Sunday Apr 13, 2008

Let me try that answer again.

Last month, I was invited to speak to the USF Law School Intellectual Property and Cyberlaw Association. A nice group of students all with a shared interest in intellectual property law. I'm not a big fan of presentations, so I spent a few minutes talking about Sun and then opened it up for questions. And, there were many ranging from "how do you monetize products that you give away" to "what is the Peer to Patent project" to "what's your job like"? It was a very fun session.

But as I drove back to the office, I reflected on one particular question and wished that I had handled it differently. It was asked by a 3L (third year law student graduating this year) who wanted to know whether I thought the current macro-economic conditions were going to impact employment opportunities for this year's graduates. My response was that I've seen several of these downturns in my career and that they are cyclical. I also pointed out that the current economic conditions will likely impact every industry - except perhaps the energy sector. All in all, not a very comforting response on my part.

Here's what I should have added.

Despite the present economic environment, I can't think of a better area for future legal career opportunities than intellectual property law. Consider for a moment a few of the recent and more interesting IP cases like Viacom v. Google, Eros v. John Doe, Fair Housing Council of San Fernando Valley v. Roomates.com and A.V. v. iParadigms. Then realize that the technologies and business models underlying each dispute haven't existed much longer than you have been in law school. The pace of innovation around us is accelerating - not declining. Each year the universities of the world graduate even more engineering and computer science students with the facility to manipulate 1s and 0s in inventive ways. Every day there are new businesses emerging based on the digital economy that will touch every aspect of our lives whether it be in health care, entertainment, politics or consumerism.

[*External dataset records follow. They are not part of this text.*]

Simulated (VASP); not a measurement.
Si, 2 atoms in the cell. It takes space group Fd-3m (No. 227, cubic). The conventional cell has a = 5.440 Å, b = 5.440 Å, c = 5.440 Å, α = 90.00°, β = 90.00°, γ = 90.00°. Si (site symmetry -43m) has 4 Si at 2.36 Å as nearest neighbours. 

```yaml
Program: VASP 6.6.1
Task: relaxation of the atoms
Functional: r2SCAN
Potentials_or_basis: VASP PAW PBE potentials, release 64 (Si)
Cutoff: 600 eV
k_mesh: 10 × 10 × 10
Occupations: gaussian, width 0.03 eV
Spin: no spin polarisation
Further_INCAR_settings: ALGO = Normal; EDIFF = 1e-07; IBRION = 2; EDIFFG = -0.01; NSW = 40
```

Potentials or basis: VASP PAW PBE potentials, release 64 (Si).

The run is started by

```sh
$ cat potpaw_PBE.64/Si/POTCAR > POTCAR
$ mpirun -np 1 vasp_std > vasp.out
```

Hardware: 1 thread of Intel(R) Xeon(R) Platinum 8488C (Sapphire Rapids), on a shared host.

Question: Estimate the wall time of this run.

And, there's something else to consider. What I have described here are U.S. examples. Current estimates are that only about 20% of the world's population is connected to the internet. Without doubt, when the rest of the world is fully able to participate in the digital community, even more innovation will result.

So, Mr. 3L. Take a deep breath. Spend the next few months preparing for finals and the Bar Exam. And, take comfort in the fact that even during this short period the intellectual property landscape will have changed - creating opportunities that you haven't imagined.